At present, the device has an efficiency of 30–40 per cent, whereas other existing high-end rectennas, such as those made from more expensive and rigid silicon or gallium arsenide, can achieve about 50–60 per cent. In addition, the researchers were only able to produce around 40 microwatts per 150 microwatts of WiFi power in the laboratory. However, although this may seem like a relatively small amount of power, the flexible semiconductor material can be rolled into large sheets that if made large enough have the potential to capture valuable quantities of energy.

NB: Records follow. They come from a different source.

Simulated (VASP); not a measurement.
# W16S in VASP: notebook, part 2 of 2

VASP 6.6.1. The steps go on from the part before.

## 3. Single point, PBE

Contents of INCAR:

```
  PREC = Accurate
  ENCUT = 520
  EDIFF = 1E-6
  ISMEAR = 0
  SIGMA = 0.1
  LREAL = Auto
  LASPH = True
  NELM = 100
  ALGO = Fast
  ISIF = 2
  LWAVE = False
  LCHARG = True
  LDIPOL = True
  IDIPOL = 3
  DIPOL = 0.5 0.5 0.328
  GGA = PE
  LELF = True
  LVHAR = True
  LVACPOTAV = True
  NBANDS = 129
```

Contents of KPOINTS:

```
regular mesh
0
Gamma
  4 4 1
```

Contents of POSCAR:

The breakthrough could pave the way for energy-harvesting covers, including wrappers that cover entire buildings, that could potentially extract energy from the environment to power sensors and other electronics, lead researcher Prof Tomás Palacios from MIT told the Guardian. Many sensors operate on a single-microwatt level, moreover, the energy could be collected and stored in batteries for later use. He adds that “when you have one of these energy-harvesting devices you are collecting energy 24/7 and you could be storing that in a battery to use later,” which is what will make this technology so useful.
Furthermore, the authors suggest the work is a stepping stone toward a high-speed flexible platform of the future for wirelessly charging everyday electronics by using existing Wi-Fi infrastructure as an “energy hotspot.”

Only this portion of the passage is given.